In terms of a career, the quartet didn’t get off to the quickest start. Bad Brains formed in Washington in the late ’70s, first as Mind Power, a jazz fusion group inspired by Chick Corea and Mahavishnu Orchestra, but eventually changed its name and vision after discovering the Sex Pistols and the Damned. Hoping to combine those British sneers with the radiance of Jamaican reggae, they proceeded to make an unprecedented noise that would inspire the D.I.Y. ethos of Minor Threat and their peers, quickly making Washington the epicenter of American hardcore.

When Bad Brains relocated to New York in 1981, they kick-started the scene there, too, then spent the rest of the decade dodging fame. One of the band’s earliest managers, Mo Sussman, shopped the group to major labels as “the Black Beatles,” but the band had already developed a phobia of the fine-print on record contracts — especially H.R., whose mercurial behavior foreshadowed his later struggles with mental health. Later in the ’80s, when H.R. reportedly skipped out on a meeting with Chris Blackwell, the Island Records founder credited with launching Bob Marley and U2, it seemed like Bad Brains would remain an off-and-on proposition.

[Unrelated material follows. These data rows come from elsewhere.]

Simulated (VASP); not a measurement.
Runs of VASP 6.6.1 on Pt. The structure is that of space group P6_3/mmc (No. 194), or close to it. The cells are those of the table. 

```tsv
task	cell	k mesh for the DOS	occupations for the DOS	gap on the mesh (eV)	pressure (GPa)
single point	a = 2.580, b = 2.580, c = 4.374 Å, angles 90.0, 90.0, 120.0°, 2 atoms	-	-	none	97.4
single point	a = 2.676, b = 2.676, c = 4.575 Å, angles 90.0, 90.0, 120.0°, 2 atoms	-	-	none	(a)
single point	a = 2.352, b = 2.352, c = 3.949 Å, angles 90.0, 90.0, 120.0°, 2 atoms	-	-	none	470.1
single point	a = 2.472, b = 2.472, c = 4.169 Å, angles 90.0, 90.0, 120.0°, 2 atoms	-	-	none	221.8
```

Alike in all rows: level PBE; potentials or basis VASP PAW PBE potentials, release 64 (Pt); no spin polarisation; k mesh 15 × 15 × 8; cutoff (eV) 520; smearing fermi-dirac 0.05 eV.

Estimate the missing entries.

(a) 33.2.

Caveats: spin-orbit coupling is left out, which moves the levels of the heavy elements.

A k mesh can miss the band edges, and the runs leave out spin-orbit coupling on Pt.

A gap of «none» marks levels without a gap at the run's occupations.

Back in 1981, the band was still all the way on, at least onstage. “The way the world was moving in that era was making all of us play faster,” Jenifer, the band’s most discreet virtuoso, told Filter magazine in 2007. “We intended to play fast, but not as fast as we morphed into playing. We were only speeding up with the times, the motion of the whole scene.”

The front cover of Bad Brains’ 1982 self-titled album. (Bad Brains)

That’s one way to survive on a planet that’s spinning too fast: Outpace it. You can hear the band winning the race on their self-titled debut, something they recorded quickly and erratically across the spring, summer and fall of 1981 at 171-A, a four-track recording studio and performance space on Manhattan’s Lower East Side where the band sometimes lived and rehearsed. The results sound as bright, scorching and unrepeatable as that lightning bolt striking the Capitol dome drawn on the album’s iconic cover. It’s the kind of record that forms a permanent crease in your memory the moment you first encounter it.

Listen for the 501st time and you’ll hear new sparks shooting off it, too. For instance, ever notice that the most torrential moments of Dr. Know’s guitar solos tend to move up the fretboard like a rainstorm in reverse? Or how at the end of an especially locomotive burst of words, H.R. likes to curl his last syllable into a vertical shriek? Now listen to the rhythm section and try to imagine that 100-meter dash again, only this time at a 45-degree incline. Velocity is speed plus direction. This is ascension music — a sound rising in the direction of higher consciousness.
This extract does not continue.